The present invention relates to training data for neural networks and more particularly to generating training data for image classification for neural networks.
The image recognition has various aspects, such as the recognition of an object, the recognition of the appearance of a motion object, the prediction of the object in a case of the motion object. These recognitions have different task, for example feature extraction, image classification and generating training images using the classification. All these usage are very important.
Image processing now also use sophisticated neural networks to perform various tasks, such as image classification. Neural networks are configured through training images, which is known as training data. The training data is processed by train algorithms to find suitable weights for the neural networks. Thus, it is required that the neural network learn how to perform classification for new images by generalizing the data it learns in the training images.
However, the generation of training data is difficult and also prediction of the correct training data is still not with higher accuracy, because the images can include views of various objects from various perspectives and are also dependent on the angle of the image. The objects can be similar or different in size, shape, motion, or other characteristics. During human motion such as a walking process, it is difficult to perform recognition for human-motions, because the viewing angles of a camera are different and images are different.
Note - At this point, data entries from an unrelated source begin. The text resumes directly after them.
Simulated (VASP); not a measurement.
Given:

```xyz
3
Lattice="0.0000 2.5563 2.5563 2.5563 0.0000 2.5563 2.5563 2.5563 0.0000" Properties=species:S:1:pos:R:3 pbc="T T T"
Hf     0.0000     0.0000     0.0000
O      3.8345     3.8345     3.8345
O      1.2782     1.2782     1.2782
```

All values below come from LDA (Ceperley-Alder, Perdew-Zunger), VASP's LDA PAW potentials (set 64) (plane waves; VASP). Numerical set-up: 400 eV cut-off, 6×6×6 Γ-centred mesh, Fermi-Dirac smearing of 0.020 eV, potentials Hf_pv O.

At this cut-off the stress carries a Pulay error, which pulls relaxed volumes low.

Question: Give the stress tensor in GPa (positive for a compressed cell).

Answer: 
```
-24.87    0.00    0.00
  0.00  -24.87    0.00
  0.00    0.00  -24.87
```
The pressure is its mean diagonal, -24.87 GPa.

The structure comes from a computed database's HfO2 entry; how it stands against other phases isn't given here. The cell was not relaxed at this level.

As noted above, the object recognition has a very important role in the image classification. There are some systems and methods for image object recognition and image classification in the prior art.
Existing solutions for accurately identifying retail objects use RFID or BLE tagging to identify products. However, neither provides the ability to track an object in 3D so as to target different information to the consumer based on viewing angle. Further, RFID and BLE approaches do not consider the particular object being viewed out of a bag or collection of objects, for example, if someone is within a changing room, at best the consumer is required to place a given object of interest in close proximity to an antenna.
U.S. patent application Ser. No. 14/629,650 discloses a method and an apparatus for expressing a motion object. This is based on vision angle tracking, and falls short and requires complex hardware setups.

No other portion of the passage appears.